Enhancing Heterogeneous Multi-Agent Cooperation in Decentralized MARL via GNN-driven Intrinsic Rewards
This addresses the challenge of enabling cooperation among diverse agents in real-world decentralized multi-agent reinforcement learning applications, representing an incremental improvement over existing methods that assume centralized training or homogeneity.
The paper tackles the problem of training heterogeneous multi-agent systems in decentralized settings with partial observability and sparse rewards, proposing the CoHet algorithm that uses GNN-based intrinsic motivation to achieve superior performance on MPE and VMAS benchmarks compared to state-of-the-art methods.
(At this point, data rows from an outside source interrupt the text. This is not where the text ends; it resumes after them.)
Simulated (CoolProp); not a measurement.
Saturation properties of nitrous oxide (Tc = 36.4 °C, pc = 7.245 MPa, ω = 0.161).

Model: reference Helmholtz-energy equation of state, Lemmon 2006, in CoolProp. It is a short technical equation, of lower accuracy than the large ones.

Multi-agent Reinforcement Learning (MARL) is emerging as a key framework for various sequential decision-making and control tasks. Unlike their single-agent counterparts, multi-agent systems necessitate successful cooperation among the agents. The deployment of these systems in real-world scenarios often requires decentralized training, a diverse set of agents, and learning from infrequent environmental reward signals. These challenges become more pronounced under partial observability and the lack of prior knowledge about agent heterogeneity. While notable studies use intrinsic motivation (IM) to address reward sparsity or cooperation in decentralized settings, those dealing with heterogeneity typically assume centralized training, parameter sharing, and agent indexing. To overcome these limitations, we propose the CoHet algorithm, which utilizes a novel Graph Neural Network (GNN) based intrinsic motivation to facilitate the learning of heterogeneous agent policies in decentralized settings, under the challenges of partial observability and reward sparsity. Evaluation of CoHet in the Multi-agent Particle Environment (MPE) and Vectorized Multi-Agent Simulator (VMAS) benchmarks demonstrates superior performance compared to the state-of-the-art in a range of cooperative multi-agent scenarios. Our research is supplemented by an analysis of the impact of the agent dynamics model on the intrinsic motivation module, insights into the performance of different CoHet variants, and its robustness to an increasing number of heterogeneous agents.